Our customer is looking to get an idea of how much better certain algorithms execute on a GPU vs a CPU. The numbers don’t need to be exact, just a ballpark figure. I’ve got a CUDA version ready to roll, but in order to save time time on implementing the CPU version I was hoping to just force the CUDA code to execute on just the CPU and take those numbers. Is this even possible? Any advice or tips on going about this?
Used to be able to run Cuda in emulator mode this was dropped when debugging code running on the GPU became possible.
But if you get an older version of cuda (~2 yrs ago) that would allow you to do what you want providing you are not using newer features of cuda.
However its not a fair benchmark as there are different approaches for making parrallel (GPU) and sequential (CPU) efficient.
As kban suggested, this is not the right way to do it as it will give you a very very crude information on numbers.
Another thing is that if your algorithms are of standard algorithm, you may try to browse different publications to see if community has already published these algorithms on CUDA.
Maybe you can use Ocelot. It can compile PTX (the intermediate code you get after compiling your CUDA program) to CPU (multi-core x86) using LLVM. I don’t know if the result is the most efficient you can get, but at least you get some numbers out of it to compare.
The emulator is NOT a good idea for benchmarking. The performance is terrible, and many people in the past have been misled by using it.

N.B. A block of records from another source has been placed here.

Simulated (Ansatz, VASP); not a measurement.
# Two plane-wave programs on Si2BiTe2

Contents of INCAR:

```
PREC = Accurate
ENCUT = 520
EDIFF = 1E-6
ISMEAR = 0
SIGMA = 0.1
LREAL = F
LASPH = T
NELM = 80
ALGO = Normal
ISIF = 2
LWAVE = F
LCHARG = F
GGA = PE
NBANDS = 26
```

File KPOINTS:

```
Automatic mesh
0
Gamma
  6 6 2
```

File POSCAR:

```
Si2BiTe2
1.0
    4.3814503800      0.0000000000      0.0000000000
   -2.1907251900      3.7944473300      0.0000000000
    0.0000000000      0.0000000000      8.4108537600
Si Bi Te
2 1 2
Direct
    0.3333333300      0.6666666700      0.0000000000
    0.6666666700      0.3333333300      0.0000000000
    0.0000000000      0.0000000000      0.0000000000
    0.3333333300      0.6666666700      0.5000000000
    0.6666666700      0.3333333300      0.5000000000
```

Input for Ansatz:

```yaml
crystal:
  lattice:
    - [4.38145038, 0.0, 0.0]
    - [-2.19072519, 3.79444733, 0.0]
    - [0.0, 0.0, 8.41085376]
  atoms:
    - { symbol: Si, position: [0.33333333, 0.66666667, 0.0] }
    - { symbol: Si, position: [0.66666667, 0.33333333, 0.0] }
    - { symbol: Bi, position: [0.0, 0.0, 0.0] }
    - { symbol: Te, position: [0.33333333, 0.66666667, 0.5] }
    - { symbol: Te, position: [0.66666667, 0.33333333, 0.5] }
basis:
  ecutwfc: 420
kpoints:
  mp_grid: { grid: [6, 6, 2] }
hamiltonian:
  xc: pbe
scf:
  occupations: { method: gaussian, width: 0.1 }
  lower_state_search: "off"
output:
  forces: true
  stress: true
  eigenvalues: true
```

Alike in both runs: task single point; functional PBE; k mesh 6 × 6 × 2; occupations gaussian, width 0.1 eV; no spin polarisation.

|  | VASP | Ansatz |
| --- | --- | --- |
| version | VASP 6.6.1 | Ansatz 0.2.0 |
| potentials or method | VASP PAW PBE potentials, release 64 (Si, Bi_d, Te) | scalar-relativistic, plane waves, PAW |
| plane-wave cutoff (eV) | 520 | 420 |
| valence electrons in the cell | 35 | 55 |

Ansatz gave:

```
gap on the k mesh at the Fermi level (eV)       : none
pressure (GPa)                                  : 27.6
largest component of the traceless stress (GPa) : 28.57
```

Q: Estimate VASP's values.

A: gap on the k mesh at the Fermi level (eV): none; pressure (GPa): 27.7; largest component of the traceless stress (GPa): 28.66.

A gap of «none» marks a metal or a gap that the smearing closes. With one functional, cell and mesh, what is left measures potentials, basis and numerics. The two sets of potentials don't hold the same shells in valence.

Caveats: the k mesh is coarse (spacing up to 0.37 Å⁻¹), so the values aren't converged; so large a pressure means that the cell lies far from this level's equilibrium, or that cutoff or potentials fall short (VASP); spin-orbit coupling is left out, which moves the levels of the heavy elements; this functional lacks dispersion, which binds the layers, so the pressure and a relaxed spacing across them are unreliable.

Ocelot is a much better option, although getting it running can be a little involved. I don’t recall if the current release is yet generating SSE instructions, but if so I think it would make a reasonably fair benchmark if there isn’t a proper CPU-optimized version of the algorithm to compare to.
Are you kidding? To use CUDA emulator on CPU is similar to use Intel hypothetical CUDA-emulator - it would be a “great” consulting service. Besides, the algorithms must be designed from ground up to be efficient on GPU or on CPU and I sure you the most effective algorithms for each platform are vastly different algorithms. The only way to compare CPU vs GPU is to compare performance of the final result; let say high quality interactive volume rendering is a good example, there are GPU efficient and also CPU efficient implementations so comparison is possible.